Not water plant!

Sometimes I get the feeling that Pidgin English is sneered at and looked upon as if it was lesser human beings using it. However, I think I know where it comes from and why it has found such a wide spread around the world. My conviction is that it will also continue to spread, since it probably is the superior variation. I have an example for you. The other day the following common every day situation occurred. It happened to be about such a trivial matter as watering plants. My wife has a nice little collection of orchids in the kitchen window. She meant to water them and grabbed a carafe full of water standing on the bench. It’s been standing there for a couple of days since it had to be rinsed and washed out properly due to some sort of very adhesive layer of grime. It was an old red currant schnapps that had been standing too long (since last Christmas). My wife, holding the carafe, then asked me two questions in rapid sequence:

– Can I use this water? Is there washing-up liquid in it?

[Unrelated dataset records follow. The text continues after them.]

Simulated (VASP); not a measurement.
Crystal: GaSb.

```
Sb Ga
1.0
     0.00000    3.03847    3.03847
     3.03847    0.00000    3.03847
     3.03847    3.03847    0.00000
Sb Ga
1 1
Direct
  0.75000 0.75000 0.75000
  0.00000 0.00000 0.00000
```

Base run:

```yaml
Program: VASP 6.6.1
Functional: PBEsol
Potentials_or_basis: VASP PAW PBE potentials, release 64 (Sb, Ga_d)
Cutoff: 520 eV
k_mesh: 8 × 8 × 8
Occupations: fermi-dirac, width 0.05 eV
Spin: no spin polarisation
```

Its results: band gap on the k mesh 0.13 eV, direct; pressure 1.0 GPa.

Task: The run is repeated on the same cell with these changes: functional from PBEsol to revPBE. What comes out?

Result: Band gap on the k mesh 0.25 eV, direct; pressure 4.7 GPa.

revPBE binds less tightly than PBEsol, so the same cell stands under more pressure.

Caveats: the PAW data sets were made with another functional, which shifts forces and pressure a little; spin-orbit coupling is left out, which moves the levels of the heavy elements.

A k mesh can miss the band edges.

OK, that’s two questions at once. Very common for my wife (and probably also for other female earthlings). I could see a crap-storm of trouble sweeping upon me, with no more than a millisecond’s advance notice. My wife was literally holding the carafe of water over the plants. If I answered “Yes” (answering her later question) meaning: “Yes, there is washing-up liquid in it” it could be interpreted as “Yes, you can use that water, honey” and the water goes over the plant with washing-up liquid and all, when I would have meant: “Yes, there is washing-up liquid in it, so by all means do not use it!!” If I instead answered “No” meaning: “No, you can not use it, there’s washing-up liquid in it”. That could in turn be interpreted as: “No, there’s no washing-up liquid in it, so go right ahead dear, and water your orchids”. In a split second (thankfully) the answer came to me, and saved the orchids (and therefore also my precious little neck). I answered in great haste: “Not water plant!”